As I said earlier the search to find these doll makers was the hardest part. The doll sellers didn’t want to tell me and eventually I found most of my contacts from asking the first set of doll makers themselves. Ethnography is about keeping secrets and revealing only some.

The man you see is about 72 years old and has been making dolls since he was 10 years old. His 75 year old elder brother (who lives next door) taught him how to make images of gods and people using no pictures, just measurements from the Shilpa Shastras (Sanskrit text for sculpting procedures for shilpin “artists”) and from memory. Following his tozhil (“livelihood”) as a defining practice in his life, Thatha achari, a Brahmin doll maker spent his afternoon sharing his technique with me. Made of light and malleable wood, Thatha achari is known for his ability to make “pattabhishekam” – an auspicious image of Lord Rama from the Ramayana. But his skill doesn’t financially support him any longer. He told me of the very same shopkeeper (the one from the street beside the Vishnu Temple who had denied me contacts). He said, “They just come one day, show up suddenly, ask to see how much work I have done i.e. how many pattabhishekam images I have. They take everything we have made till then and give my older brother money for it.” Thatha achari has five children, all of whom decided not to learn his craft. His wife is no longer alive and he still lives in his home, a home built by his grandfather, where his father passed away when he just 2 years old. It took a village to raise him and his village of doll makers raised him to be the best artisan for pattabhishekam Rama.

This little village is also located at an interesting junction. A little road down from the paddy fields that line the highway, Thatha achari’s neighborhood is to the left hand side of the road marker by a little Rama temple. To the right hand side of the road lies a Muslim neighborhood and it too is denoted by a little Muslim shrine. The next village I visited was also similarly multi-religious. Unlike the large urban cities of India, especially Bombay where Hindus and Muslims have been unable to peacefully coexist in the same neighborhood, the two villages I visited housed Christian, Hindu, and Muslim residents. They had their own shrines and they all lived side by side.

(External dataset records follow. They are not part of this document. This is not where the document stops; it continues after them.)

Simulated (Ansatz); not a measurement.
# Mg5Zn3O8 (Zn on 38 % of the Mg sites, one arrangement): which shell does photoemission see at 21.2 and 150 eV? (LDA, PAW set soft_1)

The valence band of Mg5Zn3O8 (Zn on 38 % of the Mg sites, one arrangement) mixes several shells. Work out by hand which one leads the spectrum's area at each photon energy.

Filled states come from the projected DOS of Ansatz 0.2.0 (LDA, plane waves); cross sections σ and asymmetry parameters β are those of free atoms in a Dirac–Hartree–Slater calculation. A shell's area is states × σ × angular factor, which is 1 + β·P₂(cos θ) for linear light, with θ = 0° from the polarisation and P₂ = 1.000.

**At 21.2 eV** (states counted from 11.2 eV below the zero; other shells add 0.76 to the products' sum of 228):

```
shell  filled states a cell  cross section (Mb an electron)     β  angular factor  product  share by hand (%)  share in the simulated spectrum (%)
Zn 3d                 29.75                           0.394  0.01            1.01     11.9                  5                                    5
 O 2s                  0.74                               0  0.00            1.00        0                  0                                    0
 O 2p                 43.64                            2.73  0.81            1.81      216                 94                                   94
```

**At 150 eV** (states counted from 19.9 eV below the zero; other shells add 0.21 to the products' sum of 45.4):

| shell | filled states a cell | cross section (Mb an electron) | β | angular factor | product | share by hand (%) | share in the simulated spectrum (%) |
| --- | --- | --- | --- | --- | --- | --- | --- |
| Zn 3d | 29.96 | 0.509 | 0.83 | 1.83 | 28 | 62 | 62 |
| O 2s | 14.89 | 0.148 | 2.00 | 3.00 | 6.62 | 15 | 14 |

Maybe I am sounding too idealistic again. If the Hindus and Muslims are getting along here, there are other problems this village faced. Their crafts and resources are being exploited and the Indian Government is allowing it to happen. The acharis are also holding out for a hero. Their craft is also being forgotten amidst modernization or lucrative professions. Their own children aren’t choosing to learn this craft. However no machine can make these dolls.

In the US artists struggle financially too but there is a sense of autonomy and recognition for their skills and talent. Each of Thatha acharis’ pattabishekam images is not the same and yet they are all treated like products on an assembly line. Like an artist can never draw the same painting twice, each piece is unique. However the market treats every piece the same, like bars of soap, these dolls are also tied together and bundled and herded out of these villages. Where the dolls regain their true individuality is in the homes where they are displayed, through the treatment of these dolls within the homes of men, women and their children. The festival commemoration and display for Bommai Golu challenges this assembly line production, regaining in essence the notion that each piece is unique and not like the other.